Al-Asifa's job was to launch guerrilla attacks against Israel, mainly from Jordan, Lebanon and Gaza, which was then under Egyptian control.

After Israel's 1967 crushing defeat of the Arab armies and its capture of the West Bank and Gaza, Fatah was the only credible force left fighting Israel.

Arafat's reputation was enhanced in 1968 with his courageous defence of the Jordanian town of Karameh against superior Israeli forces.

Karameh, which means "dignity" in Arabic, caused a surge of optimism among Palestinians and raised the banner of Palestinian national liberation in contrast to the failure of the Arab regimes to challenge Israel.

Initially based in Jordan, PLO fighters were driven out by King Hussein in September 1970 - later dubbed Black September. Arafat led them to the Lebanese capital, Beirut.

In subsequent years, guerrillas from various Palestinian factions hit the headlines with hijackings, bombings and assassinations, most notably the kidnapping and killing of 11 Israeli athletes at the 1972 Munich Olympics.

Arafat refused to discuss such attacks, though he has always denounced terrorism as a tactic. Whether or not he was personally involved remains a matter of conjecture.

In 1974, Arafat made a dramatic entrance on the international diplomatic stage. Addressing the United Nations General Assembly in New York, he told delegates that he had come "bearing an olive branch and a freedom fighter's gun - do not let the olive branch fall from my hand".
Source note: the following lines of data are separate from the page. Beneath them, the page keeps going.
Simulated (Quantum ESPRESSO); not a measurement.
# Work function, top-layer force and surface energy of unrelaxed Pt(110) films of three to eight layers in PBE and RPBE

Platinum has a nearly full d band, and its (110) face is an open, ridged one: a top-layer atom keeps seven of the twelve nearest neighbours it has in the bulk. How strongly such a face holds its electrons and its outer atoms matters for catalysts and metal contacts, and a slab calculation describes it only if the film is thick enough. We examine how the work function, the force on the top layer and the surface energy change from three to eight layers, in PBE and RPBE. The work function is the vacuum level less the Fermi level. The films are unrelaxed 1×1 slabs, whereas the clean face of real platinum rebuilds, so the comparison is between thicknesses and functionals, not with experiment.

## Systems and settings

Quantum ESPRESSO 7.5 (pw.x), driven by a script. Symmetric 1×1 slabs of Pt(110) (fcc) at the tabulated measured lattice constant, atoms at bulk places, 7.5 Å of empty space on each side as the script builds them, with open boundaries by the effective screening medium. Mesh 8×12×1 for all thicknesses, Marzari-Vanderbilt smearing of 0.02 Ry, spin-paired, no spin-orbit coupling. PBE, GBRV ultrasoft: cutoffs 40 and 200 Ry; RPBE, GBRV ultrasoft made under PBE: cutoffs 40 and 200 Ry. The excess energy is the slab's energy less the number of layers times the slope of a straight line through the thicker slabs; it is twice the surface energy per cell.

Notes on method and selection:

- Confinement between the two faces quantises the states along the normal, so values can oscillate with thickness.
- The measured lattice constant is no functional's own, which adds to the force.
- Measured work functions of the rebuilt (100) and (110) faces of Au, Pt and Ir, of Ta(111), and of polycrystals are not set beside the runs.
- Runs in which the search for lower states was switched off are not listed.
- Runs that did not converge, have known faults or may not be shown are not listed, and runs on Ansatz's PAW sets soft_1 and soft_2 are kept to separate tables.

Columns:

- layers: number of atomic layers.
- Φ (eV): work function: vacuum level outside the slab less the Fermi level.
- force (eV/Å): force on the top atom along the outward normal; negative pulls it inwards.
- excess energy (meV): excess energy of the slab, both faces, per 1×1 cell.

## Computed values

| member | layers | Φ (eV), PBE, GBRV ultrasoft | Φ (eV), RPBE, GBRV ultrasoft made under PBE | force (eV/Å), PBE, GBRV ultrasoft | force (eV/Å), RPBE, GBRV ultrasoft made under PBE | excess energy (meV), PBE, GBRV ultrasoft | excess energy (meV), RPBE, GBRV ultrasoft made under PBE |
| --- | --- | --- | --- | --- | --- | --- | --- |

In the 1970s, the Palestinians were establishing a "state-within-a-state" in Lebanon, which destabilised the country as they used it as a launch pad for attacks on Israel.

In 1982, Israeli Defence Minister, Ariel Sharon, launched his controversial invasion of Lebanon to drive out the PLO.

This resulted in the expulsion of Arafat - this time far from Israel's borders to the North African state of Tunisia.

This was the start of years of isolation, which in 1987, became more acute with the outbreak of the Palestinian uprising or intifada, in the Israeli-occupied West Bank and Gaza.

But one of Arafat's great skills over the decades was his ability to harness the Palestinian revolution and he managed to identify the unarmed, stone-throwing challenge to the occupation with his own leadership though its origins had little to do with him.

Supposedly wedded exclusively to the Palestinian cause, Arafat, a Sunni Moslem surprised the world in 1991 when he married Suha Tawil, from a prominent Christian Palestinian family, with whom he had a daughter, Zahwa.

But the nuptials came at a low point in Arafat's revolutionary career.

Having ridden the intifada for four years, he had made a critical mistake in 1990 by supporting Saddam Hussein during his invasion and occupation of Kuwait.

Support in the Gulf States dried up, the Palestinian cause was never so marginalised and Arafat had no choice but to make peace with Israel from a position of weakness.

On September 13, 1993, Arafat and Israel's Prime Minister, Yitzhak Rabin, appeared on the White House lawn after secret talks facilitated by Norwegian diplomats.

The two sides signed the Declaration of Principles, an agreement allowing Palestinians self-rule in the Gaza Strip and the West Bank town of Jericho in return for the PLO's recognition of the Jewish state.

But such fundamental issues as Jewish settlements on occupied land, the future of Palestinians who were made refugees in 1948 and the future of Jerusalem were left undecided.

Though Arafat returned in triumph to Gaza the following year, the peace process was fraught with difficulties.

Rabin was assassinated in November 1995 and, as President of the Palestinian National Authority, Arafat struggled to define his role and keep Israelis and Palestinians committed to what he termed the "peace of the brave".

By 2000, the Oslo peace process had come to a dead end.

A new intifada now armed, with Arafat at its heart was launched in the West Bank and Gaza.

Matters came to a head in December 2001 when, following a wave of suicide attacks, the Israeli government led by Arafat's old adversary Ariel Sharon blockaded him in his West Bank headquarters, accusing him of instigating the terror on Israel's streets.

Meanwhile, the explosion of pent-up anger of Palestinians who had lost faith in the peace process and in Arafat's leadership fed the ongoing violence.

Suicide bombings brought severe Israeli retribution, which trapped and isolated Arafat in the ruins of his bombed-out headquarters in Ramallah.